The thing that confuses me is why I3 (in my drawing) is not included
in Equation 1 of the solution, whereas they included I2.
They included exactly and only \$I_1\$, \$I_2\$, and \$I_4\$ (your terms in your drawing) because that's all that should be included.
Just think for a moment. You've got those three currents sinking through those three bottom resistors. It doesn't matter what's going on above them because, in the end, all that stuff going on up there doesn't matter to the currents in those three resistors. They themselves still must sum to zero, regardless. If your \$I_3\$ changes, all that can actually change will be the currents in one or both of those voltage sources.
To prove it to yourself, just analyze the circuit without the use of supernodes.
Label two new currents, pointed leftwards. One current, \$I_{V_D}\$, will be the current in the dependent source. Another current, \$I_{\text{V12}}\$, will be the current in the independent source above the dependent source.
Label your resistors as \$R_1\$, \$R_2\$, and \$R_3\$ for the grounded resistors, working from left to right. The remaining resistor is \$R_4\$.
The KCL is then:
$$\begin{align*}
\boxed{\frac{v_1}{R_1}}&=I_{V_D}+I_\text{V12}
\\\\
\boxed{\frac{v_2}{R_2}}+\frac{v_2}{R_4}+I_{V_D}&=\frac{v_3}{R_4}
\\\\
\boxed{\frac{v_3}{R_3}}+\frac{v_3}{R_4}+I_\text{V12}&=\frac{v_2}{R_4}
\end{align*}$$
Simple as that. Note that I've boxed those three currents (those you've labeled as \$I_1\$, \$I_2\$, and \$I_4\$.) There's a reason for doing that.

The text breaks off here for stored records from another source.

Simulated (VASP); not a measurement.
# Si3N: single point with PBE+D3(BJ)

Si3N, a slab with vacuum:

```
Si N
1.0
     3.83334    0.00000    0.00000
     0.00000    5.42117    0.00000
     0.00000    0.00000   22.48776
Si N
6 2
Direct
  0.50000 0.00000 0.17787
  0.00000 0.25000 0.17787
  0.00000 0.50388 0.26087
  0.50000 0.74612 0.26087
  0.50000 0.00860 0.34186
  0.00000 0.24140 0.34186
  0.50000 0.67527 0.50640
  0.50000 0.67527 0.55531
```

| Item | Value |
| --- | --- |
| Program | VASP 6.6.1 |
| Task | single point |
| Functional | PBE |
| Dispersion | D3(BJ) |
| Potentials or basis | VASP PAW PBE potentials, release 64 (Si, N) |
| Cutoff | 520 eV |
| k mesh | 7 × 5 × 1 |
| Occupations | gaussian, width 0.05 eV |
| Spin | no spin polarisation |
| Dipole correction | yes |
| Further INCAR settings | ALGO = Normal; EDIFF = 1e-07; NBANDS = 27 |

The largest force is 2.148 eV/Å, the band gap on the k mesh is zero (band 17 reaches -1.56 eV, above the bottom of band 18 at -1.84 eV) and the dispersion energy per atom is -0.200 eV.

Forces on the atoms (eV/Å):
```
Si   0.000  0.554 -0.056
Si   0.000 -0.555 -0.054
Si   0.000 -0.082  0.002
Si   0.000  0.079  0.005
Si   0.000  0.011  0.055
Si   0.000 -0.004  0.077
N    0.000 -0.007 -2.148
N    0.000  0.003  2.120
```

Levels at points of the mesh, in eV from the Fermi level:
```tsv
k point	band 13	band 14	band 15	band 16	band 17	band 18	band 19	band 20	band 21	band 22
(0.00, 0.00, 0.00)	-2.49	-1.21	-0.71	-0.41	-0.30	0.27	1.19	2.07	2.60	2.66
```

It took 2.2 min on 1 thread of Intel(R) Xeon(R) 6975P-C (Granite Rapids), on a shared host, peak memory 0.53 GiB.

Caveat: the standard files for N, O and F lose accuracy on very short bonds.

Allow me to re-arrange things slightly:
$$\begin{align*}
\boxed{\frac{v_1}{R_1}}&=I_{V_D}+I_\text{V12}
\\\\
\boxed{\frac{v_2}{R_2}}&=\frac{v_3}{R_4}-\frac{v_2}{R_4}-I_{V_D}
\\\\
\boxed{\frac{v_3}{R_3}}&=\frac{v_2}{R_4}-\frac{v_3}{R_4}-I_\text{V12}
\end{align*}$$
Now, what would happen if we added up these three equations? (Left sides together and placed on the left and right sides together and placed on the right.) Do you see your \$I_3\$ anywhere?